I’ve been thinking about this for quite a while now but it seemed too grim and dark to post it on a colorful blog like this. However, as the winter is slowly hitting the road, I guess I can see now how behind the whole idea there was something more I wanted to say. But basically it’s true. There are very few people who stick by us throughout our lives and even those have to move on at some point. We seem to forget every time we get left behind that once again we took things for granted and we go on and on doing the same thing with different people. It can’t even be called a mistake. Mostly because the first time we do it may turn out to be a mistake, but choosing to persevere in our absurd game of building social relations as if they were forever can only be called a choice.
I should know. I’ve moved around all my life. I’ve had different sets of friends and colleagues every few years and somehow I never learned. Not to mention family. Relatives, grandparents, siblings, even parents will not be around forever. Best or worst case scenario they die on us or we die on them. Some will leave or some will simply drift away. Blood relations and decades of sharing practically everything do not guarantee that in a few months the people closest to us won’t just vanish into thin air.

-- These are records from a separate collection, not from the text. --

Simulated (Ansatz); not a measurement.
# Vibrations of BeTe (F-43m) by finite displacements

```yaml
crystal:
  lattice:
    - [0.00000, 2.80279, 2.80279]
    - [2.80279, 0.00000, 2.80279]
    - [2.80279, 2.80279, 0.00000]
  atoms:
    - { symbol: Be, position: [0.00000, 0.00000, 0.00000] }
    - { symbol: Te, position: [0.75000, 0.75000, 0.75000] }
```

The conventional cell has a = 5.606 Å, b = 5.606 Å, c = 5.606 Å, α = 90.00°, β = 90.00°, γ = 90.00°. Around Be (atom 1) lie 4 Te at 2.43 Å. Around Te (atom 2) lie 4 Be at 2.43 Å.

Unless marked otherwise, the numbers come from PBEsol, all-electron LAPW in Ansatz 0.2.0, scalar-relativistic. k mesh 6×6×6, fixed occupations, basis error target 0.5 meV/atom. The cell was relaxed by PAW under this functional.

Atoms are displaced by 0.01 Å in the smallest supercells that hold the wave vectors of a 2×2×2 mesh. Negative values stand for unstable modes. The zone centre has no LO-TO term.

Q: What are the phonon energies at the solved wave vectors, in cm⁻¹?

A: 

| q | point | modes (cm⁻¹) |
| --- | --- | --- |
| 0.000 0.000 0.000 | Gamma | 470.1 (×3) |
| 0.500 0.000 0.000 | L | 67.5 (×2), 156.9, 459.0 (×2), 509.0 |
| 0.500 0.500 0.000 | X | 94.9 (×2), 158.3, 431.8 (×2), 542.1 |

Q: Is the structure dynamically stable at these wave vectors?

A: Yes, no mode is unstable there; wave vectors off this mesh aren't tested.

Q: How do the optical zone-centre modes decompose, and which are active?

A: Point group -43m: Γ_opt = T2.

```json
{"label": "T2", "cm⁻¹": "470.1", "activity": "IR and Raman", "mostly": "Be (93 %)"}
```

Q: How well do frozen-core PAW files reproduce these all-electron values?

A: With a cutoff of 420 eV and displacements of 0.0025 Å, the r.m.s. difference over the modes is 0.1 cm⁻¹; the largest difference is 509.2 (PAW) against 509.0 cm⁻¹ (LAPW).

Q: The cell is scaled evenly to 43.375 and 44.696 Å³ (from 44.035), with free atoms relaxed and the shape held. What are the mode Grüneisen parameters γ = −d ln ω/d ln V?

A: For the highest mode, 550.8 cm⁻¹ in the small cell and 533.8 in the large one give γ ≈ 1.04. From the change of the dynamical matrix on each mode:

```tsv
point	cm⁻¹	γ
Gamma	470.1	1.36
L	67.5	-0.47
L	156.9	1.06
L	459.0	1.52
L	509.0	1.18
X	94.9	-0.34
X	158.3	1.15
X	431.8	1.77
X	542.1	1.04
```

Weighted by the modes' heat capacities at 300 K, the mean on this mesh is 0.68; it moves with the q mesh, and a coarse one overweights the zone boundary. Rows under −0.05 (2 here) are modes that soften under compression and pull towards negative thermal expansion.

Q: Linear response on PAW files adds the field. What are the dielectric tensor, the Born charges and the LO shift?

But this is not really what I wanted to talk about. I wanted to talk about change. About how some things, especially people, who leave our lives, are actually what made us who we are today. And if we cherish ourselves we should look at all this loss with more consideration. If I were still besties with my childhood neighbor I would be a different person right now. I’m not saying I’m the best alternative version of myself. We can’t always see things as better or worse, but as different. But as long as we like this one version, we can easily discard and make fun of the others. What I’m saying is that change is good and however painful or confusing loss may seem at some point, it may be for the best.
So now that it’s spring and the cold is melting away, we should maybe leave the resentment build over the winter behind. And look further ahead. But if we insist on taking one last glance over the time past, I believe we should do it with more tenderness and self-awareness. We are what we are not only because of the things that have happened to us, the people we’ve met, but also because of those that didn’t and the ones we were spared of. People are constantly changing and that is a beautiful thing. And knowing that everybody leaves eventually doesn’t mean we shouldn’t trust or invest in others. It means we should have the courage to take a (hardly calculated) risk and take the leap. And most of all, cherish who we are right now and cherish the people we have in our lives. Because we never know when that might be over and who could come and take their place. Nobody is irreplaceable and nothing is forever. But again, the whole beauty stands in this inconsistency, whatever makes us human must be deeply connected to the uncertainty that comes with human interaction and we all owe it to ourselves to try and beat the odds from time to time.